Wednesday, 6 February 2008

Awake the CDO

Some parts of the CDO market are closed. According to Bloomberg:
Buying and selling of collateralized debt obligations based on mortgage bonds, high-yield loans or preferred shares has ground to a near-halt, traders said at the securitization industry's largest conference.

``We're definitely in a period of very low liquidity at the moment, which has actually been dropping precipitously in the last few weeks,'' Ross Heller, an executive director at JPMorgan Securities Inc., said yesterday [...]

The slowdown of the more than $2 trillion CDO market follows record downgrades in mortgage-linked securities last year. Some AAA rated debt lost all its value. [...]

Demand for new CDOs has stalled, with just one created in the U.S. so far this year, according to JPMorgan. [...]

Fitch Ratings today said it may downgrade the $220 billion of CDOs it assesses that are based on corporate securities. The New York-based company said it may lower the notes by as much as five levels after failing to accurately assess the risk of debt that packages other assets.

I bet the bar at the ASF resembles a wake at the moment. The closure of the markets for CDOs based on MBS, high yield and bank preference shares is predictable: that high yield CDOs are also effected is less so. I can't believe there are many ratings driven investors left so the Fitch downgrade should not change too many people's view of the tranches. It might change capital requirements, but that is not a constraint for most investors.
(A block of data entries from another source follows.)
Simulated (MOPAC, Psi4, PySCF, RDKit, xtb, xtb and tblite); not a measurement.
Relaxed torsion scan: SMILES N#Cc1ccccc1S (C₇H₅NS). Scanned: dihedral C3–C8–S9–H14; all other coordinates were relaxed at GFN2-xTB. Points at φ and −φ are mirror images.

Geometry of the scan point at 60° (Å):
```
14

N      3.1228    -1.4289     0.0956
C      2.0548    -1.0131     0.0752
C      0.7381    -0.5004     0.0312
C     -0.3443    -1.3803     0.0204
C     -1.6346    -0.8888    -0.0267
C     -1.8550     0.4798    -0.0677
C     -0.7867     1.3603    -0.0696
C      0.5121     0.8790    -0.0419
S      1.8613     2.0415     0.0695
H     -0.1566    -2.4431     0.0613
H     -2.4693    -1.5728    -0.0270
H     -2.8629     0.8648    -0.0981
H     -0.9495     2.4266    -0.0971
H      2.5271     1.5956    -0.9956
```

A different explanation for the CDO liquidity squeeze comes to mind: a rather more ordinary one. Investors are simply nervous about corporate credit risk. They expect default frequencies to rise in a recession, but they do not know how much. As FT alphaville points out:
The iTraxx Crossover index of mostly junk-rated corporate debt closed above the 500 basis point level on Tuesday for the first time, and on Wednesday morning pushed higher still to 515bp. The index hit its highest intra-day level, 530bp, during the global equity sell-off in January.

The iTraxx Europe index of investment-grade credits also hovered around a record, at 90bp in morning trade.
Investors will not be buying high grade CDOs until they have a goodidea how far this is going to go. That should mean that there are serious bargains (if not stately dress) in the secondary market for anyone willing to take a view on default correlation.

There should be similar opportunities in preference share CDOs. Certainly a first to default note on a basket of the prefs of too big to fail banks (Citi, BNP Paribas, Deutsche, RBS) could have a very attractive yield at this point.